How to Teach 4th Grade Multiplication: Complex Concepts
Learn how to teach multiplication to 4th graders so that they understand it on a deep level.
The classroom is busy. However, out of the corner of your eye, you notice one of your students has given up. Head down on the desk and tears in her eyes, your student is stuck on a multi-digit multiplication problem.
By the time students reach 4th grade, teaching multiplication is no longer about understanding the concept or memorizing facts, as in 3rd grade. Teaching multiplication in 4th grade involves more complex concepts and problems.
However, it’s far from impossible! With the best strategies for teaching multiplication, you can help your 4th graders succeed and excel, even with the hardest concepts!

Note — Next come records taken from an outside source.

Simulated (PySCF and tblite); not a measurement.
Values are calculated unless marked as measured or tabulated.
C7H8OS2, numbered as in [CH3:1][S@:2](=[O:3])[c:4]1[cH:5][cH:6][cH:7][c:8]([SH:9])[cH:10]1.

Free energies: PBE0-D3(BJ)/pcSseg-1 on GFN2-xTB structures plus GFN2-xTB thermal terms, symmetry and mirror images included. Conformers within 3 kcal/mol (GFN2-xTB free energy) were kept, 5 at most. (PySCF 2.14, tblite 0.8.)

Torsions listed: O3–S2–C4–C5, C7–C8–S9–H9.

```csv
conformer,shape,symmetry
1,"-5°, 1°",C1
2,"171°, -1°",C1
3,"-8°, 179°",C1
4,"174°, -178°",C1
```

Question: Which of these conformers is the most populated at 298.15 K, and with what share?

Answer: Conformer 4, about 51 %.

Here’s what you need to know about multiplication in 4th grade:
Teaching Multiplication in 4th Grade: Strategies to Know
Wondering how to solidify your students’ knowledge when teaching multiplication? Here are some strategies to use in 4th grade to make sure your students aren’t only proficient at multiplying, but they also know exactly what it means to multiply.
1. Concrete Materials: In the early years of elementary school, we’re used to cute pictures and fun manipulatives. By 4th grade, many students and teachers feel that they’re too “grown-up” to use math manipulatives around. But, it’s simply not true! To engage students, get out counting bears, and even playdough. Not only will they have fun, but using these materials will also help children understand 4th-grade multiplication.
You can use counting bears, with each color representing a different place value. Then, use a laminated place values chart that students can use with the bears.
discs chart in the article
You can also use decimal system manipulatives featuring one thousand cubes, one hundred squares, ten bars, and units to help reinforce the concept of place values.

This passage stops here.